The receiver technology boasts significantly greater sensitivity than traditional radio equipment and has the potential to reduce mobile network energy consumption, enable IoT cost efficiencies and can help to close the rural connectivity divide according to BT. 

The receiver works by using a quantum effect called “electromagnetically induced transparency” to form a highly sensitive electric field detector. BT claims the trial represents the first time a digitally-encoded message has been received on a 3.6GHz (5G) carrier frequency. 

Simple audio has previously been received using much higher frequencies but this trial is the first industrial demonstration using digital modulation within one of BT-owned EE’s main commercial 5G frequency ranges.

Howard Watson, chief technology officer of BT, said: “BT’s investment in cutting edge R&D plays a central role in ensuring the UK remains a network technology leader. Our programme has huge potential to boost the performance of our next generation EE network and deliver an even better service to our customers. Although it’s early days for the technology, we’re proud to be playing an instrumental role in developing cutting edge science”.
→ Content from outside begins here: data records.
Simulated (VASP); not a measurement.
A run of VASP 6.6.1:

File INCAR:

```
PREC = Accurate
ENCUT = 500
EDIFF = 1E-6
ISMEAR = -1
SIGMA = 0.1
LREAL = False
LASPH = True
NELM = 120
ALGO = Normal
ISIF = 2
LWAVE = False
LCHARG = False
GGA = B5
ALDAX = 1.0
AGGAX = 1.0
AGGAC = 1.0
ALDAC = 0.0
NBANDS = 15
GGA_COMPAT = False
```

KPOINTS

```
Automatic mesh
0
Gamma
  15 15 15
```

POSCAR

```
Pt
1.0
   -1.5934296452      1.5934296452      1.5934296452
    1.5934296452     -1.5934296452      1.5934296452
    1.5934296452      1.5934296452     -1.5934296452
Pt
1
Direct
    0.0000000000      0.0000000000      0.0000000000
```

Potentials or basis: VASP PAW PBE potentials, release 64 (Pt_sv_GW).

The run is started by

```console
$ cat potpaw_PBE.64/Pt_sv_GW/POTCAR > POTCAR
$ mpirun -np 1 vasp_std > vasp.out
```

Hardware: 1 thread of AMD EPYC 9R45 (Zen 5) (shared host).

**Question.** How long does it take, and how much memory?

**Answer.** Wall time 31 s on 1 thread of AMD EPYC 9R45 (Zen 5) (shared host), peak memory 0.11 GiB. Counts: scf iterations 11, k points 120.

According to the company, researchers at BT Labs in Martlesham are now working to miniaturise the equipment and find the optimum RF modulation and signal processing for potential use in future generations of radio networks. 

While the technology is still in the very early stages, it has the potential to provide greater sensitivity than conventional radio antennas, tuneable operation from very low frequencies, detection of analogue and digital modulation, and low energy consumption through reduced need for electronics. The new technology could in future form the basis of ultra-sensitive 5G receivers for use in very low power passive mobile networks.